Below are the most common issues that arise when scaling SignalR - especially in production or realtime customer-facing systems.

Copy link to clipboard

🔁 Messages don’t reach all clients

What’s happening: SignalR connections are stateful and bound to the server that accepted them. In a scaled-out environment (e.g. multiple app instances behind a load balancer), each server manages only its own connections. If one server broadcasts a message, clients connected to other servers won't receive it - unless a Redis backplane or Azure SignalR Service is used.

Why this matters: Developers often discover this only after scaling up, leading to message loss and broken user experiences.

What to watch for:

Users missing updates in chats, dashboards, or live feeds
Inconsistent behavior between users in the same session or room
Debug logs showing successful broadcasts, but no delivery

Copy link to clipboard

📉 Performance degrades under load

What’s happening: SignalR uses server memory and threads to maintain persistent connections. Under high concurrency - especially without WebSockets - the server can become overloaded with long polling or SSE connections.

Why this matters: Unlike stateless HTTP requests, SignalR requires keeping connections open, which limits scalability without infrastructure tuning.

What to watch for:

Increased latency or CPU/memory usage as concurrent users grow
Application pool recycling or crashes under load
Transport fallbacks to long polling increasing server strain

Copy link to clipboard

🌍 High latency for global users

What’s happening: SignalR does not offer built-in edge acceleration or global distribution. All traffic flows through the region where your servers (or Azure SignalR Service) are deployed.

Why this matters: In time-sensitive applications - games, trading platforms, collaborative tools - even a few hundred milliseconds of latency can ruin the experience.

What to watch for:

Lag or message delays reported by users far from your data center
Need for multi-region support but no native failover or routing
Poor real-time UX despite low server load

Copy link to clipboard

🧪 Transport fallback and silent degradation

What’s happening: SignalR attempts to use WebSockets but silently falls back to Server-Sent Events or long polling if WebSockets aren’t supported by the client or infrastructure.
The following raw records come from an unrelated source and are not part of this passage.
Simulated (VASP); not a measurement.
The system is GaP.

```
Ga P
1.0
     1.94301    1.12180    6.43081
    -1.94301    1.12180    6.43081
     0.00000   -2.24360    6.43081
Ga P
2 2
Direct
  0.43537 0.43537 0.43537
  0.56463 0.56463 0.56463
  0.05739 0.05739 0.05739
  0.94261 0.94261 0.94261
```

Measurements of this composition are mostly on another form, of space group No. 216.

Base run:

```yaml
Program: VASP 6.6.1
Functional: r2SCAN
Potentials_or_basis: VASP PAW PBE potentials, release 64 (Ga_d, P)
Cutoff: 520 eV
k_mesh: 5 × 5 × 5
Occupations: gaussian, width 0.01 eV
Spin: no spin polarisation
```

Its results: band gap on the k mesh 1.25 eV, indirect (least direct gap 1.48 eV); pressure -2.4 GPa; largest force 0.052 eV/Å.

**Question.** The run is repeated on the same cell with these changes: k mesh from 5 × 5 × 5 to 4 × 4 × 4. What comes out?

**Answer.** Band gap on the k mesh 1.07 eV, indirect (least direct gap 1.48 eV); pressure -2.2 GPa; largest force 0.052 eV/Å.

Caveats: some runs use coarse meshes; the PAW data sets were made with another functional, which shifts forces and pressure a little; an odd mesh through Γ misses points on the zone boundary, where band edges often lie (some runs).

Why this matters: These fallback transports are less efficient and more resource-intensive - but developers often don’t realize a fallback has occurred until performance issues arise.

What to watch for:

Unexplained latency or server load spikes
Users behind corporate proxies or restrictive networks experiencing degraded performance
Poor performance on mobile or older browsers

Copy link to clipboard

🔐 Limited visibility into connection health

What’s happening: SignalR provides minimal built-in observability. You don’t get native metrics for connection duration, disconnect reasons, dropped messages, or transport type usage.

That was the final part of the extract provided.